The poem also deals with:

      1. Faust under Mephistopheles’ spell;
      2. Faust’s redemption.

I. Who is Heinrich Faust?

          Certainly, Heinrich Faust is not a specific historical figure. There have been many Fausts throughout human history, and there are still many today. The figure of Faust is typical. Every person carries Faust within them, but in the majority of people, it has not yet awakened to consciousness. The name “Heinrich Faust” itself indicates this typical character. The name “Heinrich” is said to mean “master of the house,” and the word “Faust,” which refers to the clenched hand, denotes a “fighter.” According to this, Faust is the human soul fighting for its rule and freedom, which should be the master in the physical body, which the person inhabits as a house during his life on earth. Faust is the individual ray (manas) of the world soul (ātma-buddhi), which has its dwelling in heaven, its home, and is divine and omniscient by nature, but is not yet pure enough to recognize its unity with the universal spirit, and therefore has to descend again and again from time to time into the hell of earthly life in order to experience all the joys and sorrows of worldly existence during many world periods.

          The human souls left their heavenly home and descended to earth in order to achieve freedom and dominion over matter in the struggle with it, but those souls that were not yet strong and wise enough were defeated in the struggle and were increasingly obscured by matter until they forgot their divine origin and home and identified themselves completely with the body, as is the case with the majority of civilized people today.

          During incarnation, the soul splits into two parts. The higher part, or the true self, of the person remains forever in the spiritual world, even during incarnation, and with each incarnation sends the lower part of their being, the lower force (the lower manas), down into the realm of matter, where it clothes itself with the substance of the lower plane of the planet. First, the soul descends into the intellectual zone of the planet and envelops itself there in the thought body; then it penetrates the world of desire, clothes itself in a garment woven from the desires it itself called into existence in the last life, and finally, with the help of human parents, attains physical incarnation.

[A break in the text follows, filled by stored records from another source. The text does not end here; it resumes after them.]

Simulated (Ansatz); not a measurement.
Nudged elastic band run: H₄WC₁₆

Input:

          The higher, immortal part of the human soul overshadows every human personality and constantly strives to draw the lower part, its own child and creature, to itself. This can only happen when the lower manas is purified and freed from all dross, earthly inclinations and desires. In the course of development, which lasts many world periods (kalpas), the moment comes for the soul when the higher self succeeds in making itself known to the person imprisoned in the physical body, illuminating him with his knowledge and imparting a portion of his power.

          From this moment on, there is no more rest for the person who has seen the true light. The desire for knowledge, power, and freedom has awakened within him; he now strives to extricate himself from the mire of sensual life. With this, however, begins the struggle depicted in the sacred (occult) scriptures of all religions: the struggle of man with his virtues and vices.

ere begins the tragedy of Goethe’s “Faust.” In Faust, his higher nature has awakened, filling him with that unconscious longing for something higher. However, there is still no clear insight within him, only a dark urge. Dark clouds of passion still surround his head, so that he cannot see the full truth. Faust is the lost son who sets out to go to his father, but is repeatedly pulled away from his goal by his lower powers until he succeeds in freeing himself from them completely. The soul of a normal person has two poles, like a magnet, one of which strives upwards, the other downwards. Faust expresses this in the following words:

“Two souls dwell, alas, in my breast,

One seeks to separate from the other;

One, in the lust of love,

Clings to the world with clinging organs;

The other violently lifts itself from the dust

To the realms of high ancestors.”

          The lower soul forces have their center of gravity in the material, the higher in the spiritual; each part gravitates toward where its own nature draws it and where it belongs. The body is attracted to the earth by its gravity and finds its rest in the grave; the heavenly soul, through love of the highest, strives toward the realm of the gods and ultimately finds its rest in God. Spirit and matter are wed on this earth, but they do not remain united forever. Each ultimately returns to its source. Faust exclaims:

“What am I if it is not possible

to win the crown of humanity?”

          And Mephistopheles says of him:

“Fate has given him a spirit that,

untamed, always pushes forward.”

          Faust’s aspiration is expressed in the following words:

“If I ever lie down on a lazy bed in peace,

then let it be done for me at once!

If you can ever lie to me with flattery,

so that I may please myself,

If you can ever deceive me with pleasure,

that shall be my last day!”—

          And Faust says to Mephistopheles:

“You hear, there’s no mention of joy;

I dedicate myself to intoxication, to the most painful pleasure,

to hatred in love, to refreshing annoyance.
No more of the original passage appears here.